All of lore.kernel.org
 help / color / mirror / Atom feed
From: "Fernando Luis Vázquez Cao" <fernando@oss.ntt.co.jp>
To: Dave Chinner <david@fromorbit.com>
Cc: Fernando Luis Vazquez Cao <fernando@kic.ac.jp>,
	Eric Sandeen <sandeen@redhat.com>, Jan Kara <jack@suse.cz>,
	Theodore Tso <tytso@MIT.EDU>, Alan Cox <alan@lxorguk.ukuu.org.uk>,
	Pavel Machek <pavel@suse.cz>,
	kernel list <linux-kernel@vger.kernel.org>,
	Jens Axboe <jens.axboe@oracle.com>,
	Ric Wheeler <rwheeler@redhat.com>
Subject: Re: vfs: Add MS_FLUSHONFSYNC mount flag
Date: Sat, 14 Feb 2009 22:03:53 +0900	[thread overview]
Message-ID: <1234616633.19783.91.camel@sebastian.kern.oss.ntt.co.jp> (raw)
In-Reply-To: <20090214112443.GY8830@disturbed>

On Sat, 2009-02-14 at 22:24 +1100, Dave Chinner wrote:
> On Sat, Feb 14, 2009 at 01:29:28AM +0900, Fernando Luis Vazquez Cao wrote:
> > On Fri, 2009-02-13 at 23:20 +1100, Dave Chinner wrote:
> > > On Fri, Feb 13, 2009 at 12:20:17AM -0600, Eric Sandeen wrote:
> > > > I'm just a little leery of the "dangerous" mount option proliferation, I
> > > > guess.
> > > 
> > > You're not the only one, Eric. It's bad enough having to explain to
> > > users what barriers do once they have lost data after a power loss,
> > > let alone confusing them further by adding more mount options they
> > > will get wrong by accident....
> > 
> > That is precisely the reason why we should use sensible defaults, which
> > in this case means enabling barriers and flushing disk caches on
> > fsync()/fdatasync() by default.
> > 
> > Adding either a new mount option (as you yourself suggest below) or a
> > sysfs tunable is desirable for those cases when we really do not need to
> > flush the disk write cache to guarantee integrity (battery-backed block
> > devices come to mind), or we want to be fast at the cost of potentially
> > losing some data.
> 
> Mount options are the wrong place for this. if you want to change
> the behaviour of the block device, then it should be at that level.

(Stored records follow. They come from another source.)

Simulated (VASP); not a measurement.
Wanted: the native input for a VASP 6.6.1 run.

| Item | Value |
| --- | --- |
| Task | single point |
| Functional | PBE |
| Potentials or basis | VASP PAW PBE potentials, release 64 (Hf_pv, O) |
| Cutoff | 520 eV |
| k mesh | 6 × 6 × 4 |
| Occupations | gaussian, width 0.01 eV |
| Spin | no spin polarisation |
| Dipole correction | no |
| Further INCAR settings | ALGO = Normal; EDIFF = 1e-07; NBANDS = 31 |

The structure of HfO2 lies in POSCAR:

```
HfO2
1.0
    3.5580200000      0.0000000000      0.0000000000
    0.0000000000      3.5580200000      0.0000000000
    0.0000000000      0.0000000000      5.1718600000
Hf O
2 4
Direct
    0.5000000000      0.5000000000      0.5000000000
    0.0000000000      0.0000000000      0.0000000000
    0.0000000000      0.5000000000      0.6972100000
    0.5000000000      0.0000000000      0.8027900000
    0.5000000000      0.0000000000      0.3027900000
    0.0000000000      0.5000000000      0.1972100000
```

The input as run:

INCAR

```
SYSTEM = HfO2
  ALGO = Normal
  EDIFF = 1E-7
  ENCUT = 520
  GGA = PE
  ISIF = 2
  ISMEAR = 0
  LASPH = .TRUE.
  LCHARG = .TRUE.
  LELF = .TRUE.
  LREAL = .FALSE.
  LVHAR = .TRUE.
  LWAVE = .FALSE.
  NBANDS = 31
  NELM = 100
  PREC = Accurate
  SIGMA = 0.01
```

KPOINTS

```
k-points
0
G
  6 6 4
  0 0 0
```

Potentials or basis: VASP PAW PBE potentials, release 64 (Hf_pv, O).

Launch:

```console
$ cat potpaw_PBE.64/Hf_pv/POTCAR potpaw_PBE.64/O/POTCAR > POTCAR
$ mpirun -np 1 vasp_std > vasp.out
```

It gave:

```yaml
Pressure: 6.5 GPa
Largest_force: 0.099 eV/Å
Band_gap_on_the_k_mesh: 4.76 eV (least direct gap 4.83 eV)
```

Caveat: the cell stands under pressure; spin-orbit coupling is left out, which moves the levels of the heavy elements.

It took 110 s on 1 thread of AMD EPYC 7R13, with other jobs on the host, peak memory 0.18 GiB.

To be more precise, what we are trying to change is the behavior of
fsync()/fdatasync(), which users might want to change on a per-partition
basis. I guess this is the reason the barrier switch was made a mount
option, and I just wanted to be consistent.

My fear is that making one of them a mount option (barriers) and the
other a sysfs-tunable block device property (device flushes on fsync())
might end up creating more confusion than using a mount option for both.

Anyway, I do not have strong feelings on this issue and if there is
consensus I would be willing to change the patches so that flushonfsync
becomes a per block device tunable instead.

> > > Quite frankly, the VFS should do stuff that is slow and safe
> > > and filesystems can choose to ignore the VFS (via filesystem
> > > specific mount options) if they want to be fast and potentially
> > > unsafe.
> > 
> > To avoid unnecessary flushes and allow for filesystem-specific
> > optimizations I was considering the following approach:
> > 
> > 1- Add flushonfsync mount option (as an aside, I am of the opinion that
> > it should be set by default).
> 
> No mount option - too confusing for someone to work out what
> combination of barriers and flushing for things to work correctly.

As I suggested in a previous email, it is just a matter of using a safe
combination by default so that users do not need to figure out anything.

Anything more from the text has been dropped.